Archive for the 'Uncategorized' Category

The welfare myth of them and us

Read the complete preface to the second edition of John Hill’s influential Good times, bad times below. This ground-breaking book uses extensive research and survey evidence to challenge the myth that the population divides into those who benefit from the welfare state and those who pay into it – ‘skivers’ and ‘strivers’, ‘them’ and ‘us’. 

John Hills (small)

John Hills

Good times, bad times was completed in 2014. A great deal has happened in UK politics and policy since then, not least the election of a majority Conservative government led by David Cameron in May 2015, the result of the referendum in June 2016 for Britain to leave the European Union, and the subsequent appointment of Theresa May as Prime Minister in July 2016.

Through all of this, the issues discussed in this book have remained central. One of its themes is the way that our lives are ever-changing.

Sometimes this is simply because we get older, we form – and dissolve – marriages and other partnerships, children are born, and they leave home.
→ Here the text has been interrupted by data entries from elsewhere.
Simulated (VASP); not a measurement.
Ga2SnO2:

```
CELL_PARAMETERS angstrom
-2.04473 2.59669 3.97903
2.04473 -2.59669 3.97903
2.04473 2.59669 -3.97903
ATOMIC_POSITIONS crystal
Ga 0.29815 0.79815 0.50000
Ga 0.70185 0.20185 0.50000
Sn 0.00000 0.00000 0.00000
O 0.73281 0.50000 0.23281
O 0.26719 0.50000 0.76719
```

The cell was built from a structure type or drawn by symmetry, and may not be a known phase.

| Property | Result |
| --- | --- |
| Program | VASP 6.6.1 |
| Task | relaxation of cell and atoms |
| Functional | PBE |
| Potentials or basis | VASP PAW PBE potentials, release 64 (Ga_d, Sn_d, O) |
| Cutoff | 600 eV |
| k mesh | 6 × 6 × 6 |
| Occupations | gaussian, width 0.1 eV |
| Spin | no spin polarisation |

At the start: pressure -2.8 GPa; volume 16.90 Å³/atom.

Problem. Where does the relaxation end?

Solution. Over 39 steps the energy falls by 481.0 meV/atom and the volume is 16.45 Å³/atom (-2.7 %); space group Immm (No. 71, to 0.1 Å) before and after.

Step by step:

But it is also because we move in and out of work, change and lose jobs, and what comes in from work and other sources can change not just from year to- year with our careers, but also from month-to-month, or even day-to-day, in ways highlighted by the spread of ‘zero hours contracts’.

Our needs – for education and for health and social care – change as we grow older, but also with the fluctuations in our state of health.

“Much popular debate assumes that people’s lives are unchanging.”

But despite this, much popular debate assumes that people’s lives are unchanging, and that we can be divided neatly between those who pay into the ‘welfare’ system, and those who take out from it. Allied with the escalating stigma that has been attached to those who are at any one moment receiving benefits and the notion that a large share of public spending goes on people who are out of work, this makes further savings from ‘welfare cuts’ sound attractive – and politically costless, since those affected will be ‘them’ rather than the ‘us’ voters are assumed to be.

‘Welfare savings’

Built into the successful Conservative 2015 election manifesto was therefore a pledge to find a further £12 billion of ‘welfare savings’. This was carried through by the then Chancellor George Osborne’s July Budget, which set out cuts that would reduce spending on working-age benefits and tax credits by what added up to £13 billion per year by 2020.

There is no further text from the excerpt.